Polynomials Roots in Abstract Algebra

Question

This is perhaps a silly question, so forgive me as I am not used to studying abstract algebra and the like.

In Lipschutz's Linear Algebra, he mentions how the roots of a polynomial over some field $K$ will depend on the nature of $K$ (previously in the book, the reader was fine thinking of any old field). Obviously this follows from certain polynomials (most prominently $f(x) = x^2+1$) having roots in $\Bbb C$ as opposed to in $\Bbb R$. What I'm curious about is the connection between this notion of polynomials (as mappings from one set to another) to the notion of polynomials as rings, where we speak of $x = (...0,1,0), x^2(...1,0,0), etc.$ as forming the basis of the vector space of polynomials. I understand how this basis can be used to construct any conceivable polynomial as a linear combination using the scalars from the field over which the given polynomial space is taken. But what does it mean for this more abstract representation of polynomials to have a root? I can't just substitute in $x=5=(...0,5,0)$, whatever that would even mean.

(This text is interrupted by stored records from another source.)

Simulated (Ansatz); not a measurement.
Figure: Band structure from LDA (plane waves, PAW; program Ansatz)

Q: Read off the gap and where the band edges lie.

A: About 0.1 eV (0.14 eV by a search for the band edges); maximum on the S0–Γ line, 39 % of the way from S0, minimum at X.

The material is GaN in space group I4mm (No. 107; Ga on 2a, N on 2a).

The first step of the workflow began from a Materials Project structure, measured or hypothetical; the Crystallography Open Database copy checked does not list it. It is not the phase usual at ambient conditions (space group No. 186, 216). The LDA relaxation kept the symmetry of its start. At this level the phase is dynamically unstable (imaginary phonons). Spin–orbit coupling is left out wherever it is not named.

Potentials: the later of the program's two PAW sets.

Hoping someone can shed some light or point me to a useful resource here.

Answer 1

When $K$ is a field, in algebra we usually speak of the abstract polynomials $K[x]$, which is a purely formal construction in which each element is a finite sequence $f = (f_0, f_1, f_2, \ldots)$ which is eventually zero, and we can define addition/subtraction/scalar multiplication pointwise, and multiplication of polynomials $fg = (f_0 g_0, f_1 g_0 + f_0 g_1, \ldots)$, or more formally $$(fg)_k = \sum_{i + j = k} f_i g_j$$ just as you would for polynomials. Because this notation is quite inconvenient, one usually writes the "formal sum" $f = \sum_{i \geq 0} f_i x^i$ which allows quite concise notation like $f = x^10 - x$, but it should be understood that this is just alternative notation for a formal construction with sequences.

Each polynomial $f$ gives a function $e_f \colon K \to K$ by evaluation ($e$ stands for "evaluation" here), where whenever $k \in K$ is an element of the field we define $e_f(k) = \sum_{i \geq 0} f_i k^i$. However, not every function $K \to K$ is of the form $e_f$ for some polynomial (for example the absolute value function when $K = \mathbb{R}$ is not a polynomial), and unless the base field is infinite we cannot in general determine the polynomial $f$ from the function $e_f$. For example, if $K$ is a finite field with $q$ elements, then the polynomial $f = x^q - x$ is clearly nonzero as a formal polynomial, but $e_f(k) = 0$ for all $k \in K$.

However, we always say that a polynomial $f$ has a root at $k \in K$ if $e_f(k) = 0$: this definition always does the right thing. One can always prove that if $e_f(k) = 0$ then $(x - k)$ divides $f$, as in $f = (x - k)g$ for some other polynomial $g \in K[x]$. So you could equivalently define roots of the polynomial $f$ by looking at the linear factors of $f$.

You also asked about polynomials like $f = x^2 + 1 \in \mathbb{R}[x]$. We would say that this has no roots in $\mathbb{R}$, because $e_f(k) > 0$ for all $k \in \mathbb{R}$, or (equivalently) it has no linear factors $(x - k) \in \mathbb{R}[x]$. However, it does have roots over $\mathbb{C}$, meaning that when we view $f$ as an element of $\mathbb{C}[x]$ it can be factored $f = (x - i)(x + i)$. So the existence of roots always will depend on the field $K$.